/Sparkify-1

Distributed and Scalable Data Engineering

Primary LanguageHTML

Sparkify-1

Introduction

A startup called Sparkify wants to analyze the data they've been collecting on songs and user activity on their new music streaming app. The analytics team is particularly interested in understanding what songs users are listening to. Currently, they don't have an easy way to query their data, which resides in a directory of JSON logs on user activity on the app, as well as a directory with JSON metadata on the songs in their app. The dataset can be downloaded from data.zip

Task 1: Install MongoDB on the Ubuntu EC2 instance you had launched earlier for the Flask lab.
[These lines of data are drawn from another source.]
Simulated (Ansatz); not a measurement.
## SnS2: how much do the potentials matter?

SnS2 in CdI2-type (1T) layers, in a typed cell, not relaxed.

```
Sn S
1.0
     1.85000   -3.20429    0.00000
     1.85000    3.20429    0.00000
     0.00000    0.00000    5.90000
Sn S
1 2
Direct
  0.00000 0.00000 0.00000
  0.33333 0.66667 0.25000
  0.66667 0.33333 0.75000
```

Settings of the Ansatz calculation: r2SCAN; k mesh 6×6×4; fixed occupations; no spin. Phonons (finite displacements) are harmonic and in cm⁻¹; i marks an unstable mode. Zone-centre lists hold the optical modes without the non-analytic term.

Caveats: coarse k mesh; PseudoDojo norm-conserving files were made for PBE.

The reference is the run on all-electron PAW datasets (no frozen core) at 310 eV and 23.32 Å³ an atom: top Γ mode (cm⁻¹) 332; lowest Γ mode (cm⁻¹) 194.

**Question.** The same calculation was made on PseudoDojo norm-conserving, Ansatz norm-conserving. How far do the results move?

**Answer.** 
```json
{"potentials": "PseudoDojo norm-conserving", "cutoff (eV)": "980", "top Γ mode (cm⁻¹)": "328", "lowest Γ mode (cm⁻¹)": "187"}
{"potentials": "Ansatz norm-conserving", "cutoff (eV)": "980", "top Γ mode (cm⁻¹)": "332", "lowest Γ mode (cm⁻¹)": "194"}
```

If you want to be able to connect to MongoDB remotely (like, from your laptop), you will need to follow these steps:

1)Edit the inbound rules in your EC2 instance's security group to allow connections on port 27017 2)Edit /etc/mongod.conf to comment out bindIp: 127.0.0.1 under # network interfaces in order to allow mongod to accept remote connections

Task 2: Developing a Python 3 script that reads the log data into a MongoDB database using Pymongo.

Task 3: Creating a Python web application with Flask to display the top 10 (i.e., most frequently played) Songs and the top 10 Artists for each week.

You will need to use MongoDB's Aggregation framework.